136038 UE Doing research with text corpora (2024S)

5.00 ECTS (2.00 SWS), SPL 13 - Europäische und Vergleichende Sprach- und Literaturwissenschaft

Continuous assessment of course work

Moodle

Registration/Deregistration

Note: The time of your registration within the registration period has no effect on the allocation of places (no first come, first served).

Registration is open from Mo 05.02.2024 08:00 to Tu 27.02.2024 23:59
Deregistration possible until Su 31.03.2024 23:59

Details

max. 25 participants

Language: English

Lecturers

Klaus Hofmann

Classes (iCal) - next class is marked with N

Wednesday 13.03. 09:45 - 13:00 Seminarraum 1 2H316 UZA II Rotunde
Wednesday 20.03. 09:45 - 13:00 Seminarraum 1 2H316 UZA II Rotunde
Wednesday 17.04. 09:45 - 13:00 Seminarraum 1 2H316 UZA II Rotunde
Wednesday 15.05. 09:45 - 13:00 Seminarraum 1 2H316 UZA II Rotunde
Wednesday 29.05. 09:45 - 13:00 Seminarraum 1 2H316 UZA II Rotunde
Wednesday 12.06. 09:45 - 13:00 Seminarraum 1 2H316 UZA II Rotunde
Wednesday 26.06. 09:45 - 13:00 Seminarraum 1 2H316 UZA II Rotunde

Information

Aims, contents and method of the course

The course introduces students to the study of text corpora. A corpus, in its broadest sense, is a structured collection of texts. In modern usage, this usually refers to a digital text collection that is annotated with respect to a pre-defined set of analytically relevant features. Although the systematic study of machine-readable text corpora as an empirically based method has mostly been developed within the field of linguistics, text corpora can be useful for investigating all sorts of research questions within the Digital Humanities.
The course will first introduce students to a number of corpora that are available online. Students will learn to apply various browser-based search and analysis tools. Next, students will learn how to compile and annotate their own corpus using tools based in machine-learning. Students will become acquainted with the various formats that different corpora are encoded in, with a particular focus on XML formats. Students will learn how to apply various methods for analysing corpus-derived data, including basic statistical testing, regression modelling, and network analysis. They will also learn how to visualize their results and present their research in the form of a poster or oral presentation.

The software used for all corpus construction and analysis is R (including wrappers of Python-based tools).

The approach is both theoretical and practical, with hands-on exercises in project planning and prototyping. Students are expected to have some familiarity with digital environments, and previous practice with programming is desired, but not strictly mandatory. The course will be mostly held in English, but some code-switching between English and German will invariably occur.
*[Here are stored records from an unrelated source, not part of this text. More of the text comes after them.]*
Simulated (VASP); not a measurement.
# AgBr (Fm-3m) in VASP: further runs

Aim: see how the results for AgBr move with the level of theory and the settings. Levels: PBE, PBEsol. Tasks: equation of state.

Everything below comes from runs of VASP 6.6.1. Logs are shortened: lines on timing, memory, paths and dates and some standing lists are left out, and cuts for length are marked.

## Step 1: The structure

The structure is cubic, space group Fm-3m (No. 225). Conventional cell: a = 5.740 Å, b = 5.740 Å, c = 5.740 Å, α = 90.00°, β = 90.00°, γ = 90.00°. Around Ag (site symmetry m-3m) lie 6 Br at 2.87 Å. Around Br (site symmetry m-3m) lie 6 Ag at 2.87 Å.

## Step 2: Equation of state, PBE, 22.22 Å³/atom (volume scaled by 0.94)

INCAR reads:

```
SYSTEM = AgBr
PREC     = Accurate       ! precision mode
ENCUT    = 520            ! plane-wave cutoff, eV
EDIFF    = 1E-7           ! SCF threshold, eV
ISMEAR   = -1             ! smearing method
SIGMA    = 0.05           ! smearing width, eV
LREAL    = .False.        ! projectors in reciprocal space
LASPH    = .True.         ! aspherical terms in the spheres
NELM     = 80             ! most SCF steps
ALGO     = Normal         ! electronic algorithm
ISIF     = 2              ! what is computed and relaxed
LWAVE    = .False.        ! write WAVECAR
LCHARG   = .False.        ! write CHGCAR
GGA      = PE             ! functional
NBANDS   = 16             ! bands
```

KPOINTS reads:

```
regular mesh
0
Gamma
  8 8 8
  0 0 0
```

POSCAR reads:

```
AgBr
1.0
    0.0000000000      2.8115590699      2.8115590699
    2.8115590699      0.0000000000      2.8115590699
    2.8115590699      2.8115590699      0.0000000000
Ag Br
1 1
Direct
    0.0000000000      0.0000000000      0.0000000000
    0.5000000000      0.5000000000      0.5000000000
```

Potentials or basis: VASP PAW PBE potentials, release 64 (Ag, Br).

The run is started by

Assessment and permitted materials

Attendance and participation in class
Home exercises and assignments
Oral or poster presentation
Written project portfolio

Minimum requirements and assessment criteria

Assessment will be based on:
regular attendance and participation (20%)
home exercises and assignments (20%)
oral or poster presentation (30%)
written project portfolio (30%)

Examination topics

There is no exam for the course.

Reading list

Gries, Stefan T. (2021). Statistics for linguistics with R: A practical introduction (Third edition). De Gruyter.
Levshina, Natalia. (2015). How to do linguistics with R. Data exploration and statistical analysis. John Benjamins.
McEnery, Tony & Wilson, Andrew. (2022). Corpus linguistics. Edinburgh University Press.
Meyer, Charles F. (2023). English corpus linguistics: An introduction (Second edition). Cambridge University Press.
Winter, Bodo. (2019). Statistics for linguists: An introduction using R. Routledge.

Association in the course directory

DH-S II

Last modified: We 03.07.2024 15:05